How to Handle Friends’ Divorce or Break Up
Breaking up is hard to do.
Several listeners have written in with questions about how to handle the situation when friends get divorced or break up, so we’ll try to address a few of the ways to negotiate that situation.
Be Supportive
It is never easy going through a breakup, so remember to be a supportive friend or family member. People going through the dissolution of a relationship may face many of the same feelings of loss and regret that someone would experience dealing with a death. There may also be feelings of anger, jealousy and betrayal. These feelings will generally be present in an acrimonious separation, but may happen in an amicable split as well. So be supportive, check in with your friend or loved one, give them space when they need it, and company or distraction as well. Especially for long-term relationships, it can be a very big change to go from living with a partner to living alone, so try to make some extra time for your friend in need.

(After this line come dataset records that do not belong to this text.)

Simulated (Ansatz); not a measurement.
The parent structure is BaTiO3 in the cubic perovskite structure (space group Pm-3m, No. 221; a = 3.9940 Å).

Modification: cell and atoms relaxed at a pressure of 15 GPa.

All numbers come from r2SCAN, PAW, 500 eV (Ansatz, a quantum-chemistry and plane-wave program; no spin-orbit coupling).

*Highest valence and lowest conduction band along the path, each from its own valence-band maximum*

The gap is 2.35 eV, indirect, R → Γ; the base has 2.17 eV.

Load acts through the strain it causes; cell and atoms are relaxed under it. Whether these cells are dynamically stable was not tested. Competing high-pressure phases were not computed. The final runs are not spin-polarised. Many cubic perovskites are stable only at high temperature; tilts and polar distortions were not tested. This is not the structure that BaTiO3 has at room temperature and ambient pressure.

Don’t Get Caught in the Middle
If you are friends with both parties in a splitting couple, it can get very complicated. If it is an amicable separation, it may be possible to keep up a relationship with both individuals, but the challenge will be not getting caught in the middle. If they are close friends, then of course they will want to talk to you about the split since it will be the most pressing issue in their lives, but this can put you in the awkward position of mediator or double agent. If you wish to remain friends with both sides, then you will probably have to avoid the breakup topic with at least one side. Let’s say you are a close confidant of Pat and a more social acquaintance of Leslie, then you could say something like, “Leslie, I really would like to remain friends with you, but considering how close Pat and I are, I think it would be much better if we avoided discussing the divorce.” You would also want to be open with Pat about your decision to maintain a social friendship with Leslie, in case this would be too upsetting for Pat. Sometimes you may have to decide where your loyalty lies: with a close friend, or with a more social acquaintance, or at least wait a period of time before normalizing relations with the other partner to make sure you can be there for your close friend.
If both members of the separating couple are close friends, then you will be put into an even more difficult situation. Don’t feel guilty about maintaining relationships on both sides, but remember that you are going to have to strike the balance between being a supportive friend and taking sides. If one person is trying to press you to say something bad about the other, you might say something like, “I know that you’re really angry, and I promise you that I will keep whatever you tell me in confidence, but I don’t really feel comfortable saying something bad about Leslie.”
Another case where you have to be careful about getting drawn into another couple’s conflict is when you and your partner are friends with the splitting couple, and each of you is closer to a different member of the dividing pair. Here you have to be careful about trying to mediate as a team or having the dispute spill over into your relationship. If you or your partner get requests to influence or find out information from the other side, you might say something like, “I know you and Pat are going through a difficult time, and I absolutely want to be here to support you, but my partner and I have agreed not to intercede beyond supporting our friends.” Remember that your duty as a friend is to be compassionate, supportive, loving, and objective when needed. It is not your job to be the mediator.